3.6 What are the stumbling blocks for SMEs in using ICT as a competitive tool?
There are a number of stumbling blocks or barriers that make it difficult for SMEs to adopt ICT. Ngwenyama and Morawczynski (2007) argue that everyone assumes that ICT will successfully bring about benefits, but not all environments are the same. The issues affecting successful implementation or adoption of ICT are both socio-economic and technological. MacGregor and Vrazalic (2006) agree with the findings of Ngwenyama and Morawczynski (2007) that the barriers to adopting ICT by SMEs are both socio-economic and technological, by pointing out that the barriers can be caused by factors external and/or internal to the organisation, which in this case is the SME. According to Herselman (2003:945), “many of South Africa’s rural areas exist below subsistence levels and remain impoverished because they have no access to basic infrastructure essential for economic growth and development”.
Ritchie and Brindley (2005) mainly look at the barriers or diffusion agents that prevent the SME from adopting ICT. They group them into the following areas:
Strategic. This level addresses issues that impact on the direction of the business (business strategy), capital investments and networks in relation to ICT. SMEs should formulate their own IT/ICT strategic objectives.

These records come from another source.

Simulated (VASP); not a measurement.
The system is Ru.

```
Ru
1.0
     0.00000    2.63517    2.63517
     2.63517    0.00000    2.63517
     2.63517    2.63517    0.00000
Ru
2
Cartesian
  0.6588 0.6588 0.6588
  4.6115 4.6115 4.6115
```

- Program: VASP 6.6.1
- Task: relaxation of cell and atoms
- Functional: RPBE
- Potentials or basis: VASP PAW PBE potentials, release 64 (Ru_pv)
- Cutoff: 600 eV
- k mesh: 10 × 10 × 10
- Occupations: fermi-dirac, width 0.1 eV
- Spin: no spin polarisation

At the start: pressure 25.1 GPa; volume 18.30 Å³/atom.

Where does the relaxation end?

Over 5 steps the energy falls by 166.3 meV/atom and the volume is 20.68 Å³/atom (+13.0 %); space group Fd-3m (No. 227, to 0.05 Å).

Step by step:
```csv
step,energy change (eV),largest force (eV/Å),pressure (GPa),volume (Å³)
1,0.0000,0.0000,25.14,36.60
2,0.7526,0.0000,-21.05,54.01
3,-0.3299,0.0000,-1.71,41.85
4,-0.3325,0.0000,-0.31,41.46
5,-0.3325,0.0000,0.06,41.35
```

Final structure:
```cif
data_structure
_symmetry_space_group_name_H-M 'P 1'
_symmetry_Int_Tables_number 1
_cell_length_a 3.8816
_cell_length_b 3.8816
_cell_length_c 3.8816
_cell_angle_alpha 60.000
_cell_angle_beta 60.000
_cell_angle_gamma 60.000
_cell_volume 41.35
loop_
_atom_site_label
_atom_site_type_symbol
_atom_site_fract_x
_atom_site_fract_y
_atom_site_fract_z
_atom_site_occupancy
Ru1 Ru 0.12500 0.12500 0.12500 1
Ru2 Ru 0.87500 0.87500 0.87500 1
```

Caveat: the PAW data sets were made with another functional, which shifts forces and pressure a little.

Technological. This level deals with issues relating to the complexity of technology and professional support for the technology in relation to the production of goods and services. This level should underpin the above level of strategy, by implementing IT/ICT strategic plan in order to build a good IT/ICT architecture.
Organisational and behavioural. This level deals with issues that relate to the personality, such as capacity and risk perceptions. These also underpin the strategic level but the focus is on supporting the business process.